While the hubbub with Erma continued, Aretha worked in the studio on her sophomore effort. The Electrifying Aretha Franklin, the first time we hear her with strings and a big band, lists John Hammond as its producer, but Hammond claims that was in name only. His work with Aretha was essentially over.
“I was told that I could do album cuts with her,” he said, “but the company’s producers were taking over. It was thought that they, not I, were in a better position to produce hits. They took the budget allotments that had accumulated from my sessions, which were extremely low cost, and applied them to larger productions. I found those productions vapid. I was still interested in documenting her prowess as a jazz and blues artist. The last songs I remember producing with Aretha were in the winter of 1961. They were both Ray Charles–related. The first was an instrumental written by Ray Charles called ‘Hard Times (No One Knows Better than I)’ that she played on piano and added a great vocal flourish at the end, in which she sings, ‘Ray Charles says it was hard times but I feel all right.’ It was a splendid piece of bluesy spontaneity. The company deemed it unworthy for release. The second did appear on the Electrifying record. This was ‘Lucky Old Sun.’ Frankie Laine, of course, had the hit on Mercury back in the forties. Louis Armstrong and Sinatra had also recorded it, but it was Sam Cooke’s version that Aretha remembered. I heard it as basically a haunting blues ballad, and she interpreted it with great feeling and intelligence. I was told by my friend Sid Feller, then producing Ray Charles, that Ray heard Aretha’s version and then decided to sing it himself on his Ingredients in a Recipe for Soul album that appeared a year after Aretha’s Electrifying. By then, the word soul was beginning to replace rhythm and blues as a code word for popular black music.”

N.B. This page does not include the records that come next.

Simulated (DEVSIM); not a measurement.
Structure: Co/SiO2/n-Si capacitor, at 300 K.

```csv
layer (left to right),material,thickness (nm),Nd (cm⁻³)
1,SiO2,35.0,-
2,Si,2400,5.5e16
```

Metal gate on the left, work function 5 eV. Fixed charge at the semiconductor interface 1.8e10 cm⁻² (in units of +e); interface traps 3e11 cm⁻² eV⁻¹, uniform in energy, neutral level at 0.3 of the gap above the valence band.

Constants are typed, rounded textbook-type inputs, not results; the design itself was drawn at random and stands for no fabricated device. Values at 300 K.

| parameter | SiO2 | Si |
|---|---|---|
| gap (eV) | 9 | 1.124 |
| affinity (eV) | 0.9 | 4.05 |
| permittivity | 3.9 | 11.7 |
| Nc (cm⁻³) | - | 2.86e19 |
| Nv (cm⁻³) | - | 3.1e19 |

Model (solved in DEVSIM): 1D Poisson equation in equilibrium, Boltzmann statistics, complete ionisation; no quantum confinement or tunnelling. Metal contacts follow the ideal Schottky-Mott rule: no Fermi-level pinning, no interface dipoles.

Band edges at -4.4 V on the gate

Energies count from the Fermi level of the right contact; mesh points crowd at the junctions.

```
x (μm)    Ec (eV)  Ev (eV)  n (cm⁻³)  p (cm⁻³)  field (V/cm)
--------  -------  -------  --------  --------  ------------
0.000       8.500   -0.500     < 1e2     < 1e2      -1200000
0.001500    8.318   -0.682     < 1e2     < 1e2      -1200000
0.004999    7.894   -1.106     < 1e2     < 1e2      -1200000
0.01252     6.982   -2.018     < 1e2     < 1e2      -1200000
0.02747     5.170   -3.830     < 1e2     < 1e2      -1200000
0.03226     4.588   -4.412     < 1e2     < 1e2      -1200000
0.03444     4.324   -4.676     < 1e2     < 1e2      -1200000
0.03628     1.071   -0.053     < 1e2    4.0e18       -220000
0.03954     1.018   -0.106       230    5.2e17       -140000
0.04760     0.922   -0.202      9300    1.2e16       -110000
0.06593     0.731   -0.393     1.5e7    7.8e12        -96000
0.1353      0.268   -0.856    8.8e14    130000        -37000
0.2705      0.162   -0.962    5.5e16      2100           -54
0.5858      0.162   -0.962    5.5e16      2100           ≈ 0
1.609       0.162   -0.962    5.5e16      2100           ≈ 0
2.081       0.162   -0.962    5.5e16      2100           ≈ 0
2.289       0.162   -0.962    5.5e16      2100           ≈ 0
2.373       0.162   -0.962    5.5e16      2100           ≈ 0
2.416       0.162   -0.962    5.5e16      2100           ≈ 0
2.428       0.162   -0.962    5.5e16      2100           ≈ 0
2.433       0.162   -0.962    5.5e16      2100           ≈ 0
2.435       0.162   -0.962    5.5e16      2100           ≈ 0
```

The big soul ballad on the rhythm-and-blues charts in 1961 was Etta James’s “At Last,” the Mack Gordon/Harry Warren song that hit for Glenn Miller in 1942. While working with Etta on her book, I asked her why she thought her string-heavy jazzy standard had turned into a smash while, in that same year, Aretha couldn’t hit with a bluesy standard like “That Lucky Old Sun.”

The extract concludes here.